The dataset was divided into training (80%) and test (20%) subsets to effectively evaluate the models’ learning and prediction performance on unseen data. This partitioning ensures that the models generalize their learning and maintain accuracy on data not included in the training process. Feature importance and transformations played a significant role in the analysis. For instance, “average temperature” was identified as a key predictor in models such as Lasso regression, where its coefficient highlighted a strong influence on the target variable. To ensure optimal contribution to prediction accuracy, the “average temperature” feature was mathematically transformed by multiplying it by a factor of 10. In this context, coefficients represent the extent to which a unit change in an independent variable affects the target outcome, emphasizing why certain features are more critical in predictive modeling.
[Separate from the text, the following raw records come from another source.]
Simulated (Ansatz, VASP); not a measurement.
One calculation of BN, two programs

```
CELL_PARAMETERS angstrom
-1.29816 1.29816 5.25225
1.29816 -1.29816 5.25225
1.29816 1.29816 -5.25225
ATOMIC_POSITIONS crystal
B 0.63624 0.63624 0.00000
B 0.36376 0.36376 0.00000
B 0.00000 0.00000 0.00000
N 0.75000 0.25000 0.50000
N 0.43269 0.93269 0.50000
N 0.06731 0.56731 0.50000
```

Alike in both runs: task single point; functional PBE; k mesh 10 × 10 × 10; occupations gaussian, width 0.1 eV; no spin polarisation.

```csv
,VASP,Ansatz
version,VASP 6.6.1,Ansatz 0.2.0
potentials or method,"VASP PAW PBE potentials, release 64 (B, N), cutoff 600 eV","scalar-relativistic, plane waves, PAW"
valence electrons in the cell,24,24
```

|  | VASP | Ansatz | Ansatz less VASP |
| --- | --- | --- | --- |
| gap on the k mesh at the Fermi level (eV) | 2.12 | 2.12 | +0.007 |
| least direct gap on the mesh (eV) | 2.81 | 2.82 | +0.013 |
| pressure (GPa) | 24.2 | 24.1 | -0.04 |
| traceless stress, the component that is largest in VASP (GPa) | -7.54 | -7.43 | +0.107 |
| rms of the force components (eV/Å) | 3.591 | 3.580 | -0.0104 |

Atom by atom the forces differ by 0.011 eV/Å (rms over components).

2.4.1. Gradient Boosting Regressor

Gradient Boosting Regressor is an ensemble learning method that builds a strong predictive model by sequentially training weak learners (usually decision trees). Each step minimizes cumulative errors, ensuring high accuracy [32]. This algorithm was selected due to its ability to handle both numerical (e.g., temperature, total movement) and categorical (e.g., gate type, meal type) variables effectively. Tree-based models like Gradient Boosting excel in modeling complex nonlinear relationships, such as predicting meal counts. Its robust performance and low error rates make it ideal for this dataset.

2.4.2. XGBoost Regressor

XGBoost Regressor is a high-performance gradient boosting algorithm known for its speed, scalability, and detailed hyperparameter control. It is effective on large datasets and ensures high accuracy [33]. The algorithm was chosen for its ability to handle both numerical (e.g., temperature) and categorical (e.g., gate type) variables. Its scalability and capacity to model nonlinear patterns make it ideal for predicting meal counts with high efficiency and accuracy.

2.4.3. Linear Regression

Linear Regression is a basic regression model widely used in statistics and machine learning and is used to model the linear relationship between the dependent variable and independent variables; basically, it allows predicting the target variable with a linear combination of features (predictor variables) given as input, and this model is used to understand the relationship between the variables in the data set, make predictions, and analyze the effects of the variables; its performance varies depending on the linear relationship of the features in the data set and the suitability of the model [34]. This algorithm was selected for its simplicity and ability to analyze linear trends in numerical variables (e.g., temperature, total movement). It provides interpretable results and efficiently captures primary relationships in the dataset.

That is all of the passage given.